Congress Is Day-Trading While the World Burns
It was a hell of a year for the professional day traders who moonlight as members of Congress. Collectively they traded hundreds of millions of dollars worth of stocks and related securities — usually from industries that are closely regulated by Congress.

House Speaker Nancy Pelosi (D-CA) continues to lead the field in options trading, having bought $12.75 million worth of options contracts in 2021. (Chip Somodevilla / Getty Images)
The way US politicians talk about their country, you’d be forgiven for thinking that American society is a business. And the way they buy and sell shares, you’d be forgiven for thinking Congress is less a deliberative body for crafting laws than an extension of the stock market.

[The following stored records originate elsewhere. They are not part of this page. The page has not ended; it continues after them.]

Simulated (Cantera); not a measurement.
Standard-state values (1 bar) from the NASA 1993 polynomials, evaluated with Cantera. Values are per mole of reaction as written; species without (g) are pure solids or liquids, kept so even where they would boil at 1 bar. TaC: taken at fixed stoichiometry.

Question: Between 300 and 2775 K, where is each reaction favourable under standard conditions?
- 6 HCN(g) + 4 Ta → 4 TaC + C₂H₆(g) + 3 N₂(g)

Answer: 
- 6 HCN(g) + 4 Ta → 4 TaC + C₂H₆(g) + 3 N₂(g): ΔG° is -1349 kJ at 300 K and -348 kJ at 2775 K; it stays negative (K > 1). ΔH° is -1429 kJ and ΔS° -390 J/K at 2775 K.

In spite of a pair of insider trading scandals that cost Georgia’s Republican senators their seats at the start of last year, Congressional gambling on the share market actually increased in 2021, according to a year-end report issued this week by investment watchdog Unusual Whales, comprising more than $400 million worth of transactions. What’s more, members of both parties in each chamber of Congress averaged higher-than-market returns for the year, other than Senate Republicans, who performed just below the market average.
The biggest jump came from stock options, devices that give investors the right to later buy or sell a stock before a particular date, an investment vehicle that reached record popularity in 2021, but tends to favor more experienced and wealthier investors. Members of Congress traded a total of $140 million worth of options last year, more than five times the amount in 2020, according to the report, which is based on all the financial disclosure forms between December 1, 2020 and December 22 of last year.